And while there are signs that congestion at major U.S. ports is easing, many apparel companies are moving quickly to add production in Latin America to reduce their dependence on factories in Asia. The Gap plans to invest heavily in Latin American production, and Concept One is building a new factory in Mexico to produce headwear to supplement production in Bangladesh, where shipping delays have been running eight weeks, said Concept One CEO Sam Hafif.
“We are having problems with shipping from Asia,” Hafif said. “Retailers are asking us for quicker delivery and a solution.”
Indeed, LATAM exports of apparel are expected to increase 10% this year as U.S. brands boost orders south of the border to help ease supply chain woes. That growth could be tempered, however, by a shortage of raw materials (like yarn thread) that’s needed to produce the apparel, said Raul Garcia, who heads the Fashion Outlet World Trade Center in Mexico.
In Mexico, apparel sales—including knitwear, T-shirts, polo shirts, lingerie, underwear, and socks—are expected to hit $7 billion this year, Garcia said. That would be on top of a 6-8% increase in 2021. Among the dominant manufacturers in Mexico are Delta Apparel, which both licenses out its Salt Life brand and produces apparel under it, and Toray Industries. Guatemala is expected to see a 10% increase in exports to $2 billion, said Juan Sánchez, owner of apparel firm Texsun.
This increase in nearshoring also comes as suppliers and retailers struggle with excess inventory and “expect delays to continue and costs to remain high” through year-end, Capri Holdings CEO John Idol told investors in releasing earnings on Tuesday.
While Capri’s inventory—which includes the Jimmy Choo, Michael Kors, Supreme, and Versace brands—increased to $1.26 billion in the second quarter from $760 million a year ago, it will “sequentially decline” through the end of the year to be below 2021 levels, Idol said. Because of the shipping delays, Capri planned for higher inventory and, as a result, it moved up its apparel design schedule by 90 days and held inventory for six months instead of the more typical 90 days. The company expects to have supply chain issues resolved by October.

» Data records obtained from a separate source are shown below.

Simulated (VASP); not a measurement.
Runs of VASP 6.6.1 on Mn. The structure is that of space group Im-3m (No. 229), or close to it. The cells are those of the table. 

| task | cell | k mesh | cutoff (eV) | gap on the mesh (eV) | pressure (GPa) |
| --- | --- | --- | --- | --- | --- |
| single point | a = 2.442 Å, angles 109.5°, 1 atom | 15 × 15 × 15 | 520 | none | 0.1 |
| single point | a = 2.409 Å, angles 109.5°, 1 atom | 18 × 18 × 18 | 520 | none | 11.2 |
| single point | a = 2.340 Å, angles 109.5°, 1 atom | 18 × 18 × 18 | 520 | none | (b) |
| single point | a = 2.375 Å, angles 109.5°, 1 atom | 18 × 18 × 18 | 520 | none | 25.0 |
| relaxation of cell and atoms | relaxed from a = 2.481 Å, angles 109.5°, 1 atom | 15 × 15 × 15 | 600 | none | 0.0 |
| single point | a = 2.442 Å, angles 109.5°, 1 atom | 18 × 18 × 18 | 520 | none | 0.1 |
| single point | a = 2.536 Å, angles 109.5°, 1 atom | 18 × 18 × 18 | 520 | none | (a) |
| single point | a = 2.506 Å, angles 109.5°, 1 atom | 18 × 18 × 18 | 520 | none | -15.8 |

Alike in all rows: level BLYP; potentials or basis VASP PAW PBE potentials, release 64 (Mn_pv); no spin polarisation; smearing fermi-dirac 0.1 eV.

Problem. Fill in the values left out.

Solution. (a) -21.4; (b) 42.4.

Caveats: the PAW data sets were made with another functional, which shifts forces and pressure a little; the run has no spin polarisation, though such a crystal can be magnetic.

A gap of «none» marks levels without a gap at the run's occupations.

While many apparel suppliers are considering expanding production in LATAM, many other companies remain rooted in factories in China and other Asian regions. Boston America, which has tins for its licensed brands produced in China (including those sold under the Golden Girls and Bob Ross brands, with Wonder Woman set to launch in the fall), has no plans to move production, CEO Matthew Kavet said.
“China is the best place in the world to get anything made because it already has the infrastructure to produce things,” Kavet said. “We’ve looked at other countries [including Vietnam] but for metal tins and displays, other countries aren’t set up to deliver it. We will just try to stay ahead of the challenges that China presents.”